Why Separation Matters
The temptation with AI is to collapse this pipeline into a single prompt: “Build me a feature that does X.” The AI will happily comply. It will make architectural choices implicitly, skip quality checks it doesn’t know about, and produce code that works but isn’t governed.
Separation of concerns in the agent pipeline catches problems that a single-agent approach misses:
The architect prevents accidental complexity. When the coder agent needs a new data access pattern, it doesn’t invent one. The architect evaluates whether the existing patterns suffice or whether a new one is justified — and if so, documents why. This is how you prevent a codebase from accumulating five different ways to query a database.
The quality agent catches what the coder doesn’t know to test. The coder writes tests for the code it generated. The quality agent runs mutation testing to find behaviors the coder’s tests don’t actually verify. These are different perspectives, and they catch different things.
The security agent doesn’t trust the coder’s judgment. The coder might generate code that passes all functional tests but introduces a SQL injection vector or logs sensitive data. The security agent treats every change as potentially hostile — the same way a security team reviews a pull request from any developer, no matter how senior.
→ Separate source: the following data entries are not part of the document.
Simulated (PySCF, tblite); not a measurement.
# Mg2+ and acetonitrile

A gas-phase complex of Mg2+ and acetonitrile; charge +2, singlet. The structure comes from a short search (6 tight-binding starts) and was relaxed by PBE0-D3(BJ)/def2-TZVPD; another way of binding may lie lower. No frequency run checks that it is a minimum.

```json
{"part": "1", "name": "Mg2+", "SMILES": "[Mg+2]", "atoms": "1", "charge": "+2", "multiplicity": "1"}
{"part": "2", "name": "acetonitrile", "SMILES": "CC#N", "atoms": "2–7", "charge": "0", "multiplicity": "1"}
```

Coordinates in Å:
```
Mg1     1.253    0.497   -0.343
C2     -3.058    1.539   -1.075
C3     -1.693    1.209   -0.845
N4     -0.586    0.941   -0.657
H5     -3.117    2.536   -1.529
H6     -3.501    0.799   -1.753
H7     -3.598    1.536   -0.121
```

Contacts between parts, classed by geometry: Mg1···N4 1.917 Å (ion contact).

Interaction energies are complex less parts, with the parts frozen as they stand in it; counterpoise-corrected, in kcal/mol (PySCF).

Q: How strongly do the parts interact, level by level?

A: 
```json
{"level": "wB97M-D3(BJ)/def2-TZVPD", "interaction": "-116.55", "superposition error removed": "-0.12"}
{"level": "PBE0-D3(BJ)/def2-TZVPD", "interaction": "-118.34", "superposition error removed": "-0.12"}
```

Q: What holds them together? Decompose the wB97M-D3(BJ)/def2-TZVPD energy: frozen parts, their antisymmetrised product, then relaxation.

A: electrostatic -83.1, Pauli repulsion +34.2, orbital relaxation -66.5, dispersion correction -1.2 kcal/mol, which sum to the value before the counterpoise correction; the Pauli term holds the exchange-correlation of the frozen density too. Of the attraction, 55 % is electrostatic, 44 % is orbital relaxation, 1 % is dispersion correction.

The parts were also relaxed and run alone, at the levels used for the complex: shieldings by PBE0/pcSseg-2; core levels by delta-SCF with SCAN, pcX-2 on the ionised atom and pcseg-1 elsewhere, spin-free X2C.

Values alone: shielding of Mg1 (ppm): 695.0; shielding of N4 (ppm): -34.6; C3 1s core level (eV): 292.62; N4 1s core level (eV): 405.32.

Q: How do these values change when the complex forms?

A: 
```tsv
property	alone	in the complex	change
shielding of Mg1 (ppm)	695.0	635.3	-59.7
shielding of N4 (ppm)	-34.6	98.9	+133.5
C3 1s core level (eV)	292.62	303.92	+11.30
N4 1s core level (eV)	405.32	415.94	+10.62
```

Architecture Decisions Need Records
One of the most valuable practices in this pipeline is the Architecture Decision Record. Every significant structural decision gets documented:
- What was decided
- Why this option was chosen over alternatives
- What trade-offs were accepted
- When this decision should be revisited
When the coder agent works within a well-documented architecture, it produces code that’s consistent with the system’s design principles. When it encounters a situation where the existing architecture doesn’t have a clear answer, it escalates to the architect agent rather than improvising.
This mirrors how mature engineering organizations work. Junior developers don’t make infrastructure decisions. Senior developers don’t skip code review. Security reviews aren’t optional because the developer is confident. The pipeline enforces the same discipline — regardless of whether the “developer” is human or AI.
The Pipeline in Action
This week I was working on a system that needed a new observability feature — hierarchical trace trees that span multiple Lambda invocations. In a single-agent approach, the AI would have jumped straight to code. Instead:
The interviewer clarified what “trace” means in this specific domain (not generic logging — structured hierarchical trees built from domain events).
The UL agent updated the glossary with precise definitions for Trace Tree, Span, and Projection.
The architect decided to build traces as a read-model projection from the event store, rather than as a write-time concern. This kept the domain model clean and made traces eventually consistent rather than requiring synchronous instrumentation.
The coder implemented the projection, repository, and API endpoints — following the architecture decision, using the glossary terms, and writing tests at every layer.
The quality agent ran mutation testing and found gaps in the projection tests. The coder wrote additional tests until every mutant was killed.
The security agent verified that trace data didn’t leak sensitive information from the events it projected.
Each agent did one thing well. The result was a feature that was architecturally sound, well-tested, secure, and used consistent domain language. No single agent could have produced that outcome alone.
The Takeaway
The power of AI-assisted development comes from building a pipeline where different concerns are handled by different agents — the same way professional teams separate architecture from implementation, quality assurance from development, and security from everyone.
Don’t let your AI coder make architecture decisions. Don’t let your AI architect skip the quality gate. And don’t let any single agent be the judge of its own output.
Separation of concerns applies to AI workflows just as much as it applies to code.